OUR VIEW: What now, Mississippi?
Change will not happen overnight for Mississippi, as much as we might wish differently.
By the time our readers see this, the Magnolia State will have elected its new leadership, as will the residents of Lafayette County. National media identified the gubernatorial race as one of the most “hotly contested” in the state’s history; in the nation, even.
Some Mississippians have acted like the world will end if their party’s candidate wasn’t elected. Others strutted around with a sense of cautious arrogance. Now, waking up on a Wednesday morning with election results everywhere you see, take a look around.
The sky isn’t falling. The state’s problems aren’t solved. And there’s still heaps of work to be done.

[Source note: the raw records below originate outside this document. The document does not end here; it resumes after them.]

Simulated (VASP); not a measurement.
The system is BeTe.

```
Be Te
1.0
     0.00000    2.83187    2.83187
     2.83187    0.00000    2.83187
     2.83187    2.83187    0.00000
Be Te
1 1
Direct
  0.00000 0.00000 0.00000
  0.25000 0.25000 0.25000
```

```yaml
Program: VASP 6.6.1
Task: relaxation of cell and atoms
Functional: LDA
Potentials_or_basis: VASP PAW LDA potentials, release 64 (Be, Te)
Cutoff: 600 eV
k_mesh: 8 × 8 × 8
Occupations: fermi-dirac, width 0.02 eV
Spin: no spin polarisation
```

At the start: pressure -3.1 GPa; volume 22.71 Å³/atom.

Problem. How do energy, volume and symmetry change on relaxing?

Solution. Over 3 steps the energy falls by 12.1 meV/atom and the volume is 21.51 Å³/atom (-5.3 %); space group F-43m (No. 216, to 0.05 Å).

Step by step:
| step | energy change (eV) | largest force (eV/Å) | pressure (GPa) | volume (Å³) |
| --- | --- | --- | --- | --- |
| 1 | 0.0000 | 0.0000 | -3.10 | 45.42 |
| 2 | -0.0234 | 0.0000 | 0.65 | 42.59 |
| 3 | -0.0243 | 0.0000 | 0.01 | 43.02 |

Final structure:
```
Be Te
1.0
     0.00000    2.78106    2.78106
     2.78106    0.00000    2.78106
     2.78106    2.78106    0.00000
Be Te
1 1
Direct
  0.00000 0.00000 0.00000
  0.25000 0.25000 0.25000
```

At the end of the day, it’s up to the constituents to hold the men and women elected to represent them accountable for the promises they made.
Our education system is still years behind other states. Our teachers are flat broke come payday. Our state’s roads and bridges are held together with industrial-strength bubblegum and toothpicks. The autonomous power of the IHL is still highly questionable. Highway 7 still hasn’t been widened. Crime is increasing rapidly. Children are still going to bed hungry, inadequately clothed as winter approaches. The much-hated millennials, the future of the nation whether we like it or not, are fleeing the state to earn a livable wage.
Every single candidate for every single office made a promise to address at least one of those issues. Hold them to it. Write letters, attend town halls, call their offices, send emails.
Mississippi has been stagnant for far too long in so many ways. End that cycle by staying informed, remaining just as active as you were before the election and remembering that, regardless of party affiliation, we’re all part of Mississippi and its future is in our hands.